You have to feed your children. You have to care for your disabled parent, or child, or partner. You need to provide a warm home with a roof over their heads. You actually need to feed yourself, every single day.
An elderly and beloved friend of mine receives $8 a day via SNAP (Supplemental Nutrition Assistance Program, formerly known as “food stamps”). This covers most of her food costs. She is gravely concerned about the impending loss of SNAP funding, if the government shutdown continues through Nov. 1 and the State of Alaska cuts off all SNAP funding. She’s planning what she won’t eat: Fruit, meat, cheese, vegetables.
It's hard to find the words to describe the significance of this loss of funding to an individual or family who relies upon it. Breathtaking comes to mind. Shocking, that this would be allowed to happen in this wealthy nation of ours. And for those in the crosshairs, so very frightening.
Approximately 7% of Juneau residents — or roughly 2,200 people — receive SNAP benefits, in the form of a debit card used at grocery stores. It’s loaded with the monthly allowance on the first of each month. Without a resolution to the Congressional budget standoff, that won’t happen on the first of November.
Because the allowance is so small, many if not most SNAP recipients use all of their allowance up each month. Local food pantries are overwhelmed on the distribution day right before the end of month, because people have simply run out of food. People are using the last of October’s allocation right now.
This terrifying hit to food security comes at a time of unprecedented need. Demand for food at the Southeast Alaska Food Bank has almost doubled in the last year, with record participation numbers at food banks broken week over week.
Yet food banks don’t even begin to cover the need for food in our community and across the country. It is estimated that SNAP provides eight to nine times more assistance with food than food banks and food pantries. If the program is cut off in a week, there is physically no way that our food assistance networks in Juneau and Southeast Alaska can cover the need.
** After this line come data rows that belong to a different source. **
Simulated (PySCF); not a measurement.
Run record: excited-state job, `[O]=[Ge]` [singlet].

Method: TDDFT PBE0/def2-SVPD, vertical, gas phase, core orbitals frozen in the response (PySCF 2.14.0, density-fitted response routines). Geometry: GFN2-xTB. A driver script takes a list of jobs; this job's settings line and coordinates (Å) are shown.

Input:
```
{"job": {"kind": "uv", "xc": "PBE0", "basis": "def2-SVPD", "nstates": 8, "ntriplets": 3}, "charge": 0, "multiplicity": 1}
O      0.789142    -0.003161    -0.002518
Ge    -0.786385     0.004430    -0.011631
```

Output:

What can be done? First and foremost, the decision-makers — in this case Sens. Dan Sullivan and Lisa Murkowski and Rep. Nick Begich — need to put people first. Hunger in our country is present for many reasons and it won’t serve us to get into those reasons now. When people are hungry, they need food, not policy. The policy needs to be fixed, but the food must be provided first.
So, yes, we’re tired of hearing this, but we need to appeal to our Congressional delegation. We need to tell them the real stories, of an elderly Alaskan relying on $8 a day for her food security, and then losing that.
SNAP recipients are hidden in plain sight in our communities. They are our friends and neighbors and relatives. Because of the prevalence of poverty-shaming in our culture, though, we often don’t know who needs or uses these benefits. We don’t know of their struggles getting by month by month, week by week.
We do know people and groups and organizations that provide food, though. If you are a member of a church or synagogue with a pantry, you can donate your time and your money and food to your pantry. It is needed right now. If you don’t know how to help, ask. If there is a church on the list of food pantries, but you don’t go to church, please show up anyway and help. Kindness knows no denominations.
We all can drop off food or money to pantries or to the Southeast Alaska Food Bank at the end of Crazy Horse Drive. Pantries in Juneau are listed at https://www.seafb.org/schedules/.
If you need food, please find a pantry or food bank with a schedule that works for you. Please apply for SNAP if you don’t yet receive it, even now in this time of uncertainty. A resource guide is available at the same website.
Our food system in Alaska is a fragile one. Our food distribution system for those in need is peopled with amazing and dedicated volunteers and a very small staff, but it too is a fragile and cobbled-together social support system. That’s on all of us to solve in the long term, but right here, right now, let’s feed people.
Footnote: I visited the Food Bank twice while working on this column. On my second visit, I gave a ride to a man carrying a heavy grocery bag back along Crazy Horse Drive. He was walking back to his small apartment at St. Vincent de Paul behind the Nugget Mall. We learned that we’d gone to Auke Bay School at the same time, possibly separated by one grade. I asked him if he knew of the impending SNAP shutdown and he said he did. I asked what he thought of it and he said, “It’s devastating.” I asked what he would do if SNAP didn’t come through and he was speechless, finally saying, “One day at a time, one day at a time.”
We went to school together. There but for the grace of God go I.
• Michelle Bonnet Hale’s roots go deep in Juneau and Southeast Alaska. She and her partner share their household with various relatives and three dogs. She served for six years on the Juneau Assembly.